Raissa Tetanish's first pysanka of the season, with many more to come.

It’s only a few short weeks until Easter and for many, it means egg hunts, family dinner and dyeing eggs.

For me, Easter has the same presence in my life, but so much more – it’s about celebrating heritage.

With the last name ‘Tetanish,’ I frequently have people ask its origin. Who am I kidding, I get it with the first name, too (I’m named after a contestant on the Price is Right, by the way. My parents loved the name).

A lot of people are close when they guess where ‘Tetanish’ comes from, but very few guess correctly – Ukrainian.

My father’s parents settled in Whitney Pier, Cape Breton, where he and his siblings grew up. Those grandparents passed away when I was young so I don’t have many memories, and my father had a brother I never met. I can, however, still picture their small house – its furnishings and even the hardware on the door to the spare room. I still remember the smells when I walked through the door.

But I can also remember the Ukrainian figurines very vividly that were on display throughout the living room.

It wasn’t up until I graduated high school that I started to really appreciate my Ukrainian heritage. I was taking a course in community college and needed to do a photo essay. Coincidentally, one of my professors grew up with my father and it was around Eastertime. I asked if she would be dyeing eggs in the traditional Ukrainian style known as pysanky. She was and invited me along.

I sat and watched in awe for hours, photographing each of the steps involved. The egg she created while I was there sits in a basket on my kitchen table.

When the Ukrainian Catholic church in the pier celebrated its 100th anniversary five years ago was the first time I tried pysanky and now I’m hooked.
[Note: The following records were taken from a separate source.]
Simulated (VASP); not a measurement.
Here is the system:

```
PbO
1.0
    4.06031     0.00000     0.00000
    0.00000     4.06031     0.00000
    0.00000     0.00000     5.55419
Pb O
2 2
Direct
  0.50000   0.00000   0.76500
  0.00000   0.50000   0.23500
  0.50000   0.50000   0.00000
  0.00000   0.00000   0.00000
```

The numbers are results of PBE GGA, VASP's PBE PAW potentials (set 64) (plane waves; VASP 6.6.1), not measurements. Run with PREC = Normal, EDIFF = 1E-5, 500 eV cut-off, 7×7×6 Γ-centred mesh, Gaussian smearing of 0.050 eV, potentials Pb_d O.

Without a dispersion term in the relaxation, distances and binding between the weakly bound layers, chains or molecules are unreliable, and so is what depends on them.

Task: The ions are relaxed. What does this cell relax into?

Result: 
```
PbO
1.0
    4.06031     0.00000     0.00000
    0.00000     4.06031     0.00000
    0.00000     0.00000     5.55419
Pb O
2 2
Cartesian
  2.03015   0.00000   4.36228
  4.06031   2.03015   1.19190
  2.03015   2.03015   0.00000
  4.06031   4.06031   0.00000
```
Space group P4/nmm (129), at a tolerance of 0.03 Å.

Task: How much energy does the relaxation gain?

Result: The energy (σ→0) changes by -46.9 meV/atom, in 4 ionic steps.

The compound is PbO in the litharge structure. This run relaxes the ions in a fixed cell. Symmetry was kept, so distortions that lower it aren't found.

Each year, for at least a month, all my spare time goes into pysanky. My friends are addicted, as well as a cousin, and they’re already asking when the dyeing starts.

While many people throw their dyed eggs out after Easter passes, or store them for another year, I just can’t do that. To me, those eggs are much more than Easter.

They are my family. They are my heritage, and I’m proud to display them year-round.